The spot rupee ended at 130.90/98 per dollar, compared to Monday’s close of 130.90/95. The spot rupee was not traded in early session as dealers were reluctant to trade above 130.85, a level seen as desired by the central bank.
Three-day forwards, or spot next, which were actively traded in the absence of spot trade, closed at 131.00/05 per dollar compared with Monday’s close of 130.92/131.00.
While there was no moral suasion during this session, dealers and banks were unwilling to trade the spot as the central bank has been preventing any spot trade below 130.85 since last week.
The market expects the local currency to face more pressure due to rising seasonal imports and lower rates at least through November and an appreciation in December due to inflows from remittances and lower imports, dealers said.
The Central Bank’s stable exchange rate policy would encourage more imports in the medium term, they said.

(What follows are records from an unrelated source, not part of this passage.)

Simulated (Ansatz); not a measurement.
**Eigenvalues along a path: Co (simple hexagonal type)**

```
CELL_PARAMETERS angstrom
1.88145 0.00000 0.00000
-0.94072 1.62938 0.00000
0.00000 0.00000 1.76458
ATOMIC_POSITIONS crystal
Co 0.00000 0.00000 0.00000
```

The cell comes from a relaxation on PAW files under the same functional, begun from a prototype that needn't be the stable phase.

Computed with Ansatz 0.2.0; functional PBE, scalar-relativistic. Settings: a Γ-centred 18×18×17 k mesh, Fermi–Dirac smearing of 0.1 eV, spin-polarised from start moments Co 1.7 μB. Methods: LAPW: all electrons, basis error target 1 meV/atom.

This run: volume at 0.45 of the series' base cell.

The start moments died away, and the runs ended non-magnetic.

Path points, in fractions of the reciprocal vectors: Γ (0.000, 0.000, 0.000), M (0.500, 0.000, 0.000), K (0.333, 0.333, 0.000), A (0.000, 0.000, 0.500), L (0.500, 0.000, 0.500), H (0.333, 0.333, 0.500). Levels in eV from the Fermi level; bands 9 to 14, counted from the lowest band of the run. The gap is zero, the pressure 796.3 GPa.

Central Bank Governor Ajith Nivard Cabraal said during a Reuters post-Budget forum in Colombo on 27 October that the trend was for an appreciating rupee. He did not elaborate.
The Central Bank has been dissuading banks from trading in the spot and three-day currency forwards below different pre-determined levels from time to time to prevent volatility.
Overseas investors sold a net Rs. 36.2 billion ($ 276.9 million) worth of government securities in the six weeks through 29 October, data from the Central Bank showed.